LSU was able to effectively run the ball downhill and capitalize on missed assignments in the secondary. Throw in a few missed tackles and it made for a long day for the Alabama defense. While I'm not sure the Aggies can run the ball in quite the same way, I do believe the area of missed tackles and blown assignments should be a concern for Alabama fans. As I've said all week: if you think LSU turning a 2-yard gain into a first down was bad, watch out for what a real offense like Texas A&M's can do. That said, I think there's a fundamental difference in the two opponents. LSU went pro-style all night and effectively kept C.J. Mosley and the nickel and dime defenses off the field, which are Alabama's strengths. Obviously that won't be the case when Johnny Manziel trots out there with three, four and five receivers at a time.
2. I know that Nick Saban said he doesn't have anybody that can help simulate Johnny Manziel for his scout team, but how do you see the Tide trying to attack the redshirt freshman?
I expect to see Alabama go straight containment on defense a la Michigan in the season opener. Saban isn't a guy that harps on getting sacks or tackles for loss. He'd rather pressure the quarterback in a controlled way as to not let Manziel use his feet, whether that's running around the tackles or straight through the box. I think we'll see Saban spy Manziel throughout the game and force him to beat Alabama with his arm rather than his legs.

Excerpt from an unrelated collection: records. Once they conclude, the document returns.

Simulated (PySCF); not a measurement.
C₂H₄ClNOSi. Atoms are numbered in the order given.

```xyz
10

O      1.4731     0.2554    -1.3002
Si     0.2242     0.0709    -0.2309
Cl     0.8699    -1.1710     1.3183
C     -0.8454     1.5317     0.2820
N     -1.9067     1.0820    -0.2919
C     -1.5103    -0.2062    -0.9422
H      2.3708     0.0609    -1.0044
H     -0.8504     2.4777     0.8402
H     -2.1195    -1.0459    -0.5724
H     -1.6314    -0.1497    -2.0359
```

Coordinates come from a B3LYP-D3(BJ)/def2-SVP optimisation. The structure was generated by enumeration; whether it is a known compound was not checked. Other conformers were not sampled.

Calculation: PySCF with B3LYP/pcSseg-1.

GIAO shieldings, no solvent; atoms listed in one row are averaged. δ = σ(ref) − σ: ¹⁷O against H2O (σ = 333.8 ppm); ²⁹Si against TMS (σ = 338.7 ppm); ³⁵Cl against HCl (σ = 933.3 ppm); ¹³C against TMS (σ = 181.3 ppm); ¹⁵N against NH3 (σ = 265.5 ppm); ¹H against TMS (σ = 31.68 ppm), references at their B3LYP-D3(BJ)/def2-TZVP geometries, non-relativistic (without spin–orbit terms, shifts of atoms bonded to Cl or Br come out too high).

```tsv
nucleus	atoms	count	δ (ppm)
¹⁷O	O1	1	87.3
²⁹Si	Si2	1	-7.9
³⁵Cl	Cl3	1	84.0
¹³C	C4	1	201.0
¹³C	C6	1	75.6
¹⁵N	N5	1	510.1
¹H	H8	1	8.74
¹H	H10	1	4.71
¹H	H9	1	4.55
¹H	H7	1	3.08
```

3. Much was made about Saban's comments on the no-huddle offense after the Ole Miss game. Did the pace really give the Tide that much trouble and could it be an area of concern for Alabama heading into Saturday?
Yes and yes, but take it with a grain of salt. Alabama's defense did have trouble exchanging personnel and getting play calls in when the Rebels went uptempo, but it wasn't like Ole Miss put up 40 points. The game was never in doubt. That said, Texas A&M's offense is far more advanced than Ole Miss'. If Manziel and the Aggies can convert on a few third downs, it can get the defense on its heels. When that happens, it's anyone's game.
4. For those who have never been, describe what a typical game-day atmosphere is like at Bryant-Denny Stadium and what kind of advantage it is for the Tide over visiting opponents.
It's an all day affair in Tuscaloosa, Ala. The quad will be jam-packed and the streets crowded before many of us in the media wake up and get a cup of coffee. The stadium itself is one of the louder venues in the SEC with more than 100,000 fans right on top of you. Expect to hear a lot of "Sweet Home Alabama" and a steady chorus of "Roll Tide."
5. Give me a name of an Alabama player that Texas A&M fans might not know today, but will know by the end of Saturday's game and why.
Adrian Hubbard. Alabama's sophomore outside linebacker is the key to keeping Manziel contained. At 6-foot-6, 248 pounds, he's athletic enough to stay in front of Manziel and more than strong enough to pull him down. He leads the team in tackles for loss, and while he may not end Saturday with a full stat line, his ability to hold the edge and force the action back up the middle will be key to Alabama's success on defense.